Lab 11

Stats 159/259 - Lab 11 - 11/16/15

Agenda

  1. All hw and qz issues closed
    • Double-check that everything is correct!
      • Should have grades for readings 1 through 5, qz 2 through 4, and hw1 and hw2
  2. Organize groups for “field trip” to fMRI lab next Monday
  3. Git tips ‘n tricks
  4. Quick discussion of a couple python packages
    • Pandas
    • Scikit-learn
  5. Project work

Field Trip

  • Two groups: 11-12PM and 12-1PM.
  • Need a 50/50 split so some people from the afternoon lab will have to move to the 11-12 slot

Making Collaboration and Git Easier

Many of you identified git and, more generally, collaborating as one of the primary challenges for your projects. In light of that feedback, I wanted to cover a few git topics. First, several groups mentioned that they were using facebook chat to communicate or were otherwise having trouble getting everyone in the same room at one time. There are a couple tools you should be aware of that could help with the general communication issues:

  • Slack is a popular messaging/organization app for team-based projects. If you are having trouble getting everyone on the same chat (not everyone uses facebook) or your schedules are such that it’s very challenging to meet in person as often as you’d like to, you may want to investigate this tool
  • Gitter is another popular messaging app for github-based projects. One of the things that’s really nice about it is it integrates with GitHub (for instance you can add a button to your README.md to link to your gitter page, just like you do for TravisCI and coverage). Again, if you’re having trouble with real-time communication as a group, this might be a tool worth investigating.
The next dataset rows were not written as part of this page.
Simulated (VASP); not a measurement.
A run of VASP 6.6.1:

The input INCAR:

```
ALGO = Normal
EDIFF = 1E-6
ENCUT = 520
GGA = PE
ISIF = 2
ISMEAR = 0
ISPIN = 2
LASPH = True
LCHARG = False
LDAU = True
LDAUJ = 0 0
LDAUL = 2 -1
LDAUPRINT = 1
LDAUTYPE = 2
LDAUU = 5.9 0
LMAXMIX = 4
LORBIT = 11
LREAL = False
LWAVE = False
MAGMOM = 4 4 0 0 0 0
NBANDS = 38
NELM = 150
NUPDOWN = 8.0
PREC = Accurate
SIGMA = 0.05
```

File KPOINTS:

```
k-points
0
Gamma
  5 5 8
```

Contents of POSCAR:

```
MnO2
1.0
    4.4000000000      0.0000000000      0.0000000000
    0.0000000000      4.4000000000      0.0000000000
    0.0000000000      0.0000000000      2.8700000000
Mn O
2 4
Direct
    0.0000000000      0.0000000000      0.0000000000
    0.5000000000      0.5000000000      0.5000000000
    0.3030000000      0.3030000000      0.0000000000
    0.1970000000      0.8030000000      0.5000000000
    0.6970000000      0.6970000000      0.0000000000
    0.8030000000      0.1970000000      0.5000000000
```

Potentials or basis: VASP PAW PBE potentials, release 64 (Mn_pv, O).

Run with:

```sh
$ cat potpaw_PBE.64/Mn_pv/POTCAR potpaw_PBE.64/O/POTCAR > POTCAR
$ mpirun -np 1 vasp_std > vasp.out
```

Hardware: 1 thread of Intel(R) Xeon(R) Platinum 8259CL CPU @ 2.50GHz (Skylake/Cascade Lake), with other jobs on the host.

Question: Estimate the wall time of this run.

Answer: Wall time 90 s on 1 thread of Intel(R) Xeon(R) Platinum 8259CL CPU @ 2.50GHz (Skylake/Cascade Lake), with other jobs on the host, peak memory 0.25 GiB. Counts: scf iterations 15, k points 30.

Now, on to things specific to git. Let’s start with a few quick and easy things to make life easier:

  • git_ps1: Info about your repos in the bash prompt
  • git alias: just like bash alias - can make “shortcuts” for commands you might use frequently, e.g.
    • git unstage
    • git hist

The scripts I use to configure my Linux environment contain specific examples for these two topics, specifically the bash_color and configure_git scripts.

GitHub is loaded with scripts that people use to configure their computing environment, so if you don’t like these ones, feel free to try to find others by searching GitHub.

Undoing things in git – git reset

Many people have had questions both in lab and office hours relating to how do you undo things in git. There is a whole section on this topic in the pro git book.

As an aside, if you are planning on continuing computational work and using git, I very strongly recommend you take the time to read the pro git book. It’s free online, and is where I learned 90% of the things that I know about git.

Back to undoing things... Let’s follow along with a section in the pro git book: reset demystified.

Python Packages you’ve Expressed Interest In

From the feedback in your presentations, there were a couple packages that teams expressed interest in and I figured I’d just touch on them here. First:

Pandas

Pandas is a library that intends to make working with data easier. At it’s core, it’s really nothing more than a high-level wrapper over numpy arrays. That’s not to say it isn’t useful however! I’ve only used pandas sparingly as I prefer to work with numpy arrays directly, but from my experience, one of the biggest advantages of using pandas is it’s ability to deal with imperfect, typed data with relative ease. For example, if you have multi-field data where each value in a row has a specific meaning (for example, col1 = timestamp, col2 = stock price, col3 = purchases/hour), the pandas dataframe object handles this data well. Of course, you can deal with data like this in numpy as well with np.dtype, but the real advantage of pandas comes in the ability to add fields (for example, say you wanted to add a col4 that represented the temperature) and for dealing with missing or irregular data.

In my opinion, you’re much better off using pure numpy arrays for dealing with the fMRI data as it is strictly numerical in nature.

scikit-learn

Many groups have asked about/started using scikit-learn. The scikit-learn library has many, many tools for both supervised and unsupervised learning, including a ton of built-in tools for regression and classification.

For your projects, you may be interested in some of the regression tools. Let’s get your feet wet with a super simple exercise.

scikit-learn exercise

  • Load the “digits” dataset that comes with scikit learn
  • Use imshow to visualize a couple of images from the digits dataset. Can you tell what numbers they represent? (use the “target” array to check your answer).
  • Use the train_test_split() helper function from sklearn to split the digits dataset into a training and test set. Use 2/3 of the dataset to train on.
  • Once you’ve trained your classifier, use it’s .predict() method to look at a couple specific examples in your test set.
  • Use the .score() method of your classifier to see how well it performs on the entire test set.

In all, this example should take very few lines of code, but your classifier may not be very good. At this point, if you are interested, you can continue following through scikit-learn examples to improve your classifier. For instance, you may be interested in using sklearn’s cross-validation tools to determine optimal parameters for you classifier, or perhaps try a different classifier.

Project work

As for your presentations, several groups seemed to have a good start on preprocessing their data, but with the exception of a couple of groups, there was very little in the way of preliminary analysis. We will have more specific feedback Tuesday in class, but the general theme is: get going with your analyses!